The spokesman for the protesting commanders, General Enrique Medina, charged Chavez with fomenting “class hatred” in Venezuela. The country is among Latin America’s most polarized and the sharp recession that is gripping the entire continent has further sharpened tensions.

Venezuela’s economy has shrunk more than 7 percent in the first half of the year alone, while nearly half a million workers lost their jobs. Both foreign and domestic investors have fled the Venezuelan market, with capital flight estimated at over $10 billion over the same period. In a stark indication of the mounting poverty that plagues the majority of the country’s population, food purchases are down 10 percent from last year.

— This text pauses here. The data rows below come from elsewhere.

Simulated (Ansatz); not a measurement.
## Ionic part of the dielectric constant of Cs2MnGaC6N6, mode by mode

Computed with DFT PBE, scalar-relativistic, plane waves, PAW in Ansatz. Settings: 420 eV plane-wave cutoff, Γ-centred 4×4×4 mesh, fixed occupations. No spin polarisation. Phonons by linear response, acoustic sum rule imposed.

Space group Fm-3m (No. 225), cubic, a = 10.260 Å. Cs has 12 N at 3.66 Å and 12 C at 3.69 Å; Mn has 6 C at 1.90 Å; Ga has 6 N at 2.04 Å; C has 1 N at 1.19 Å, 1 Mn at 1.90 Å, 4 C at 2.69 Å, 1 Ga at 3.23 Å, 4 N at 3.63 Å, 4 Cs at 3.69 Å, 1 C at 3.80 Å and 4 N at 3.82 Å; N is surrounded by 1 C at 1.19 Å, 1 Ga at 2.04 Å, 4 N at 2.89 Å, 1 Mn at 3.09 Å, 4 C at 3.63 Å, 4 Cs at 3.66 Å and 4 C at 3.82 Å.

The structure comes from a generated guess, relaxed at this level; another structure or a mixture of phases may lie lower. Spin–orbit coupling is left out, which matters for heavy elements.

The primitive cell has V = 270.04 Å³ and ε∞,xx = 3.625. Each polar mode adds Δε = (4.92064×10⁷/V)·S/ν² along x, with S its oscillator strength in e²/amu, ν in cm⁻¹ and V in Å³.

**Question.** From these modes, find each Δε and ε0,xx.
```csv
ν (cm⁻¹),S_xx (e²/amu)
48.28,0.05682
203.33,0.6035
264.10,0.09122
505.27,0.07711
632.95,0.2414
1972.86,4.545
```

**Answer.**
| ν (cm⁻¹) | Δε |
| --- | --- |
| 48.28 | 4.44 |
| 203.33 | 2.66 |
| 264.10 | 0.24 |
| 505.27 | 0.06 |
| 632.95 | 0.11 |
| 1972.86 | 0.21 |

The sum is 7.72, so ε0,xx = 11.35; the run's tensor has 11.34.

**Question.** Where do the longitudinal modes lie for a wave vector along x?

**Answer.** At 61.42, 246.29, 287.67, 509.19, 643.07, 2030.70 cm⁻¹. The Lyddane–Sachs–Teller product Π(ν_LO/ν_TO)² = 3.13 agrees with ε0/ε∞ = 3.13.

Despite growing misery, Chavez retains a substantial base of support within the working class and among the poor, both because of his populist denunciations of the oligarchy and “neo-liberalism,” and because these sectors recognize in his enemies the most determined defenders of wealth and privilege.

The social and political polarization has led to widespread warnings that the country may descend into civil war. Armed clashes have already taken place in the western state of Tachira, where a group calling itself the United Self-Defense Forces of Venezuela—apparently modeling itself on the right-wing paramilitary organizations in neighboring Colombia—has assassinated dozens of government supporters.

Meanwhile, the Chavez regime and its opponents at the state and municipal level are engaged in a tug-of-war for control of various state and local police agencies that could play a role in another coup attempt. There are reports that private militias have been formed and are training at the haciendas of wealthy opponents of the government.

The Caracas daily El Universal has also reported that junior officers who back Chavez have been touring the nation’s barracks urging soldiers and non-commissioned officers to defy any order from senior commanders to participate in an overthrow of the government.

Organization of American States Secretary General Cesar Gaviria offered again to mediate between the two sides, while condemning the generals’ demonstration. “Attitudes and demands [made by the rebel officers] betray the constitutional loyalty that officials of the armed forces owe to President Chavez,” he said.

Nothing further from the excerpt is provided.